Machine learning the fine interior


Prof Alexander Kasprzyk

Prof Alexander Kasprzyk

Alexander Kasprzyk is  Associate Professor of Geometry and Head of Pure Mathematics at the  University of Nottingham. His research focuses on the intersection of  algebraic geometry, combinatorics, and Big Data. Through his work he has  pioneered the use of massively-parallel computational algebra and large databases to address fundamental  questions in geometry, applying tens of centuries of computing time to  make substantial and important mathematical advances in the  classification of Fano varieties, including the largest collections of Fano 3-fold and 4-fold varieties known. He maintains the online  Graded Ring Database, and is an editor for the new interdisciplinary  journal “Data Science in the Mathematical Sciences”.


First described in 1983, the Fine interior is a key combinatorial tool in Mirror Symmetry. Broadly speaking, a convex lattice polytope P corresponds to a hypersurface Z in a toric variety. Associate to P is the Fine interior F(P): the rational polytope given by moving all supporting hyperplanes of P in by lattice distance 1. Many geometric properties of Z can be deduced from combinatorial properties of F(P). For example, there exists a unique canonical model of Z if F(P) is non-empty, and the Kodaira dimension is determined by the dimension of F(P). Computing the Fine interior F(P) is computationally challenging and, despite being so important, almost nothing is known about how the combinatorics of P determines the dimension of F(P). This is an area perfect for investigation via Machine Learning.
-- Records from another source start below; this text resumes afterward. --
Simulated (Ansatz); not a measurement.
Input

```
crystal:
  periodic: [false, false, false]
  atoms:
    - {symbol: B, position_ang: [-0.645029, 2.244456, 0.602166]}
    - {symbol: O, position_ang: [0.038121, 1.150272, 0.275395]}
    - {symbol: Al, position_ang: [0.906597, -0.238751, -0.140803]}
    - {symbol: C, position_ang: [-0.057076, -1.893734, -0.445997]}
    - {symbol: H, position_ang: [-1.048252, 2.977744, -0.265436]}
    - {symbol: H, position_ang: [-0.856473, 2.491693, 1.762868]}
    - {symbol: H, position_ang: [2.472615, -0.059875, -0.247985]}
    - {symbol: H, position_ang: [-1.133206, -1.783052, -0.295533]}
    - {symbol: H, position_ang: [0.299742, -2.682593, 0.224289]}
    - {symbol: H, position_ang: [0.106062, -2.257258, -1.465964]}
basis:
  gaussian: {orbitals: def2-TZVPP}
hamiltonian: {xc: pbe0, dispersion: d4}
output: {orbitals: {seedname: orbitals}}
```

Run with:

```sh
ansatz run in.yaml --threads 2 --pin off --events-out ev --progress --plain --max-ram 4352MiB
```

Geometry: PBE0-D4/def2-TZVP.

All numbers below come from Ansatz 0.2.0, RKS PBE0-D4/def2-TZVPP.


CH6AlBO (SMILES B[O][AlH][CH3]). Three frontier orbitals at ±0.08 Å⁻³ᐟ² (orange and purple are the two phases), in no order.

In this project we will explore the classification of certain four-dimension lattice simplices – those containing a single interior lattice point. Each of these 338,752 simplices can be described uniquely by an integer-valued vector (a_0,…,a_4), and in nearly every case we know the Fine interior as a result of brute-force computations totalling many decades of CPU time. We will ask whether Machine Learning can predict the dimension of F(P) directly from the vector (a_0,…,a_4) and, if successful, attempt to understand how the machine is performing this calculation. This should present us with unique insights into the combinatorics of the Fine interior, which in turn will generate a richer understanding of the underlying geometry.